And if there’s not a usable sensor commercially available, it’s not inconceivable to build one from scratch. A team of university researchers, for example, built a cheap sensor to measures the wing speed of insects using a cheap laser pointer and digital recorder. It helped them capture more, better data than previous researchers, resulting in a significantly more-accurate model for classifying bugs.
The setup used to measure the insects’ data.
That type of creativity highlights what’s possible thanks to the convergence of sensors, consumer electronics, big data, and, presumably, the maker movement and 3-D printing. If more, different and better data will lead to better analysis, it’s easier than ever to collect it yourselfrather than wait for someone else to do it.
Thanks to the proliferation of data in the form of photos, videos, speech and text, there’s now an incredible amount of effort going into building algorithms and systems that can help computers understand those inputs. From a big data perspective, the interesting thing about these approaches — whether they’re called deep learning, cognitive computing or some other flavor of artificial intelligence — is that they’re not yet really about analytics in the same way so many other big data projects are.
AI researchers aren’t so concerned — yet — with uncovering trends or finding the needle in the haystack as they are with automating tasks that humans can already do. The big difference, of course, is that, done right, the systems can perform tasks such as object or facial recognition, or text analysis, much faster and at a much greater scale than humans can. As they get more accurate and require less training, these systems could power everything from intelligent ad platforms to much smarter self-driving cars.

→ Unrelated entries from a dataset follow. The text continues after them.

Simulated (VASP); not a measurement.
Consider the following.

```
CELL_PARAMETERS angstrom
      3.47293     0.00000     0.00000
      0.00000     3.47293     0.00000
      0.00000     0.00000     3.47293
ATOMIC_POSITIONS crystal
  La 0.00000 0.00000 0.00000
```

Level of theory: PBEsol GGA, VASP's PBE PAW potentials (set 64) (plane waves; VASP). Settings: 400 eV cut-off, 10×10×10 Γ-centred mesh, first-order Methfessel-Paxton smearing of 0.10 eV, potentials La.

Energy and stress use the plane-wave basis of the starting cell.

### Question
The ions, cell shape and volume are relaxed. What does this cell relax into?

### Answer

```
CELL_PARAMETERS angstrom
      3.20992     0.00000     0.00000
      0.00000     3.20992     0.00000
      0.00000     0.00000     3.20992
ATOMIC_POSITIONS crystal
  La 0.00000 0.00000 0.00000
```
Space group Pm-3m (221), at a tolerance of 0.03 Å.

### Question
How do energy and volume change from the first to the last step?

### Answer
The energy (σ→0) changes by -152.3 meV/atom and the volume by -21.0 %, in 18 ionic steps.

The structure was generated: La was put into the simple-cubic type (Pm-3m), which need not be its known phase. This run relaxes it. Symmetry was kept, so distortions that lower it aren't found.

Remarkably, the techniques for doing all this stuff are being democratized at rapid clip and will soon be accessible to a lot more people via software, open source libraries and even APIs. Google and Facebook are spending hundreds of millions of dollars advancing the state of the art in AI, but anyone brave enough to give it a whirl can get their hands on similar capabilities for very little money, if not free.
Commercial quantum computing is still a way off, but we can already see what might be possible when it arrives. According to D-Wave Systems, the company that has sold prototype versions of its quantum computer to Google, NASA and Lockheed Martin, it’s particularly good at advanced machine learning tasks and difficult optimization problems. Google is testing out computer vision algorithms that could eventually run on smartphones; Lockheed is trying to improve software validation for flight systems.
It’s powerful stuff that could help companies of all stripes solve some difficult computing and analytic tasks that today’s most-advanced systems and techniques can’t. Or, at least, quantum computing should be able to solve those problems faster and more efficiently.
Before that can happen, though, mainstream businesses will need access to quantum resources and some knowledge in how to use them. D-Wave is vowing to make the resources available via the cloud, and is working on compilers to simplify the programming aspect. There’s a lot of ground to cover before that happens, but the technology is moving fast and quantum computer instances delivered via the Amazon Web Services or Google clouds isn’t out of the realm of possibility.